Question

The gravitational unit of force in the metric system is:
(A) $g\,wt$
(B) $N$
(C) $kg\,wt$
(D) none of these

Answer 1

Hint: The gravitational force is said to be directly proportional to the mass of the objects interacting, objects with more mass will attract each other with a greater gravitational force. When the mass of either object increases, then the force of gravitational attraction between the masses also increases.

Complete step by step answer:
The gravitational force between a mass of the object and the Earth is the object’s weight. Mass is a measure of an object’s inertia, and its weight is the force that exerts on the object in a gravitational field. On the surface of the Earth, the two forces can be related by the acceleration due to gravity, $Fg = mg$. The Kilograms and slugs are the units of mass; The Newton’s and pounds are the units of weight.

The absolute units of force will not depend upon the value of acceleration due to gravity, so they will remain the same as throughout the universe. But the gravitational unit of force will depend upon the value of $g$ which will be different at different places. The weight is taken to mean the same as mass and is measured in kilograms. However, Scientifically, it is normal to state that the weight of a body is the gravitational force acting on it.

The weight of an object is given as, $W = mg$
Where,
$m$ is the mass of the body
$g$ the acceleration due to gravity of the body
By considering mass of the object as $1\,kg$
$W = 1\,kg \times 9.8\,m{s^{ - 2}}$
$W = 9.8\,N$ (For $1\,kg$ of weight)
Kilogram weight is a measure of weight (gravitational pull).

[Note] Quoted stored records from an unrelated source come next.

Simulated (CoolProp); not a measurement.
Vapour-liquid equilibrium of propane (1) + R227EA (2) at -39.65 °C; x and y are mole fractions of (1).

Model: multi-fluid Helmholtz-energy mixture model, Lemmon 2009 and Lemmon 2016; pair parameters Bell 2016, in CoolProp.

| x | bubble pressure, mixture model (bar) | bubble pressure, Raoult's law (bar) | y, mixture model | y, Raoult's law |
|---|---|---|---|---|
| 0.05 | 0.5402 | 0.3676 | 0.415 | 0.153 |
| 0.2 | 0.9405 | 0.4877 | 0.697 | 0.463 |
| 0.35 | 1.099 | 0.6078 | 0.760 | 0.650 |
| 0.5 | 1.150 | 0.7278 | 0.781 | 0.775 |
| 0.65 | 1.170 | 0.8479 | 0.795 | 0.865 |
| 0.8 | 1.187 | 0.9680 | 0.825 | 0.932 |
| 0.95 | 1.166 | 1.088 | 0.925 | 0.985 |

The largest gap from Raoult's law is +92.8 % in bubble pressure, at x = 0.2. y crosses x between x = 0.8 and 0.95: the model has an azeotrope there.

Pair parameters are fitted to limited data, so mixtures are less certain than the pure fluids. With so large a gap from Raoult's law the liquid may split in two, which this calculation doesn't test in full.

Thus, the gravitational unit of force in the metric system is $kg\,wt$. Hence option (C) is correct.

Note:
By using Newton’s law of gravitation we can get the acceleration due to gravity $g$, on the surface of the Earth by knowing the gravitational constant $G$, the mass of the Earth, and the radius of the Earth. Newton’s law of gravitation gives the acceleration due to gravity near the surface of the Earth as $9.8\,m{s^{ - 2}}$.